Warning: This entry is not for the faint of heart. Or for the heartily faint. This blog post deals with real issues of carelessness, frivolity and one case of near-death maiming of a well-liked body part.
All right - but it's your own eyeballs that may need a'scrubbin':
The other day, in the bright and shiny very inviting aisles of Target I purchased a $20.00 bottle of lubrication for one's nether regions. The commercials were intriguing as they promised "Yours + Mine" would equal any number of earth-shattering endings. And me, being the adventurous sort was ready to try it. Oh, who am I kidding - I was really just hoping that "Yours - Mine" would equal instant o-gasms. No fuss, no muss and no sweaty, tangled hair to deal with afterwards.
Sunday night, as midnight looomed and the workday steadily approached like a beacon in a cubicle-clad nightmare I leaned over my husband and said - "So, c'mon - let's do it."
This was my sexy-talk way of asking for a round of coital bliss followed by watching the rest of "Iron Chef." That last part was implied, of course.
"Wow, honey. You sure do know how to make a guy feel special..." Harry muttered as I poked at his man panties. Which, of course, what he was really saying was "Oh, yeah, baby, let's do it! And then watch Bobby Flay win the Blue footed Chicken challange."
"Yay! You're ready!" I exclaimed, kinda amazed that he was able to keep a straight face, much less anything else, as I hovered around him like a spacecraft armed with the bottle of "Yours." I unceremoniously dumped the contents on him and flopped back on the bed.
"My turn!" Harry slowly ambled toward me and - emptied half the bottle. Some got on the intended area. The rest just soaked into the bed.
"That feels - weird." No - it didn't feel weird. It felt - burning. But I didn't want to tell Harry that. I mean, I had already been dubbed horribly unromantic by my hubby so the idea of telling him that our very expensive lubrication was not only enducing waves of panic from his wife but that she was also on FIRE!
And that's when it happened. "Yours" met "Mine" and I can tell you that the product lives up to it's promise of a night you will never forget because I'm positive Harry will never forget me screaming "OH DEAR GOD! IT FEELS LIKE BEN GAY! ON MY PRIVATE REGIONS! BEN GAY - IN BAD SPOTS!!!!"
Or the sight of me waddling from the bed, each rub of my thigh causing more flames to erupt like a 1970's drapery and hiking one leg up on the sink and trying to wipe away the hurt with a tiny white washcloth.
When that didn't work I grabbed the spray bottle that we keep on the basin and started spritzing myself with it. It was like trying to put out an inferno with a squirt gun - and all the while Harry's leaning in the doorway, naked and noticeably NOT on fire while I continue to do everything but stop, drop and roll away my pain.

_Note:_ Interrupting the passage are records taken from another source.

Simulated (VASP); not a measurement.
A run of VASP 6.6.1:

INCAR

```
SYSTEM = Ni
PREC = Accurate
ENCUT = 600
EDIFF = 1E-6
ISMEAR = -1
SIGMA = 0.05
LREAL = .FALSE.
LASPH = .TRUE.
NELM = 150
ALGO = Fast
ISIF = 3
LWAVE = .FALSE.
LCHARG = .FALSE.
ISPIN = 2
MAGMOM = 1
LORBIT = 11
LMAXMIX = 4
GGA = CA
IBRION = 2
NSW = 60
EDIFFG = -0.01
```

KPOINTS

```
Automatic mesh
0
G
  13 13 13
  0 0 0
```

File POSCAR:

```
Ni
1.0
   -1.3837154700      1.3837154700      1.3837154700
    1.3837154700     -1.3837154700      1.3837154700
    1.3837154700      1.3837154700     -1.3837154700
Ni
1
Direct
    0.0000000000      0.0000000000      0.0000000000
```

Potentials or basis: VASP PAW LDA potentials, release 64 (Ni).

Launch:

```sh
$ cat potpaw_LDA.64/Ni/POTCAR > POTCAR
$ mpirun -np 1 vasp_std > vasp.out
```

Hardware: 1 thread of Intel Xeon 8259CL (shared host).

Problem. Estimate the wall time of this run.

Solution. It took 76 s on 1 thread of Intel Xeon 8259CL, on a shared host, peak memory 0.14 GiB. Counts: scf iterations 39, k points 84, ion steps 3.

"Who told you about this stuff, anyway?" he asked as I dove into the shower and directed the head downward.
"Summer did! She said it was great!" I poked my head out of the shower and said "I hate her."
She later said that she had actually not tried KY's "Yours + Mine" before but thought it looked fun. And I, being the lovely sister that I am, offered her our leftovers.
After all, all's fair in love, war and not-so-personal lubricants.